Monday, June 08, 2009

Sustainable Design

In my most recent IEEE Column, Creating Sustainable Designs, I explore what it means to create software that can be maintained without too many growing pains. I have been intrigued by Christopher Alexander's writings, particularly the first two volumes of the Nature of Order where he explains the properties of designed (or architected) things which have life and processes for creating life.

It is just as important to look at process of creating good software as it is to consider what properties make software habitable for those who have to maintain it and keep it alive. While I appreciate process (and I think the agile community has given us a lot to consider) I am more keenly interested in exploring what makes complex software "living".

Alexander identifies these properties (or qualities) of living things: levels of scale, strong centers, boundaries, alternating repetition, positive space, good shape, local symmetries, deep interlock and ambiguity, contrast, gradients, roughness, echoes, the void, simplicity and inner calm, and non separateness.

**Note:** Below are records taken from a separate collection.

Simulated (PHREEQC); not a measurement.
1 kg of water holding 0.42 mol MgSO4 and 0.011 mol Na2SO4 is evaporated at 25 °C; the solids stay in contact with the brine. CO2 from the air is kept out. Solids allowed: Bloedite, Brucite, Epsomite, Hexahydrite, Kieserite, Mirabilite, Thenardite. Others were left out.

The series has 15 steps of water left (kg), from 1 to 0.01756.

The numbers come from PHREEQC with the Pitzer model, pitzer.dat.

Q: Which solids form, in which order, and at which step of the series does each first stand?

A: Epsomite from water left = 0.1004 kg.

It can be easy picking to draw certain connections between certain "good" software design properties and Alexander's list. For example, good shape, as others have pointed out can be a matter even as simple as properly indented a method. Or it can be more profound than that--leading you to break up a method into substeps and invoke helper methods, just to keep every step at a similar level of abstraction. I'm only giving you a taste to see whether you are interested in exploring these ideas further.

If you are,  read my column, and also take a look at the C++ Report article by Jim Coplien on Space: The Final Frontier, which introduces Alexander's notion of centers and how they relate to software structure, and peruse several very good blog entries by Regis Medina.

And if you are interested in exploring these ideas further, perhaps by taking a deep look into working code or frameworks or software that you consider to be particularly alive (or not)... let me know. I am considering finding a venue where software developers and designers and philosophers could concretely explore Alexander's properties more thoroughly. I am not just satisfied to make those simple, easy connections and call it good. I want to challenge our best designs and see whether Alexander's properties really do apply (or if we have some other properties that are more relevant).


Blogger Kevlin said...

The general notion of centres has something to it, but there is a challenge in trying to apply the fifteen properties literally to code and software abstractions. They seem to have something to offer us in describing physical forms, but for things of a more abstract nature we need to be careful with any notion that they offer us something objective and independently verifiable. When we move away from the relative concreteness of code layout, things get particularly murky and subjective.

It is all too easy to be selective in seeing where they match, and failing to see where they do not match and, therefore, contradict our assumptions. This is the common problem of confirmation bias.

For example, in addition to seeing them in a positive light, we can also see deep interlock and ambiguity as the bane of legacy code, alternating repetition as code waiting to be refactored and good shape as a property of visualisation, which for abstract software structures is essentially arbitrary -- I can choose a visualisation that makes poor code look good or good code look poor.

So there is potentially something interesting here, but whether it is in hidden depths is not a foregone conclusion. It may just be something interesting lurking in the shallows!

2:54 PM  
Blogger Rebecca Wirfs-Brock said...

Kevlin, I am in total agreement with the problems you describe in "selectively" making mappings from properties of life to "good" or "bad" things we see in code.

And I, too, have trouble saying whether all these properties are good for code and sw design or not. Alexander's properties are so, well, mystically, named that initially I found them a bit difficult to wrap my head around. But just like problem frames...there is something there if we go in as healthy skeptics and take a deeper look. For me the most important part of framing was in the kinds of questions it got me as a designer to ask. The frame types themselves didn't help me otherwise.

Frankly, I don't know whether what we'd find would help us understand why something is good any better than what we know now about sw...but I am still interested in making some meaningful connections.

4:23 PM  
Anonymous David Carlton said...

I've been semi-obsessed with the first two volumes of The Nature of Order for a while, e.g. living code or agile processes as living structures (or even Shadow of the Colossus as living structure), so I've been happy to read your tweets on the subject and now this post and article. I was sorry to see that your Agile 2009 proposal on the subject was rejected, but I'd love to dive into it with you in the open space there...

9:38 PM  
Blogger Rebecca Wirfs-Brock said...

That's a great idea...we should definitely set up some open space time to talk about Alexander's properties and which ones seem to resonate with what agile designers do...and which don't.

I look forward to seeing you at Agile 2009.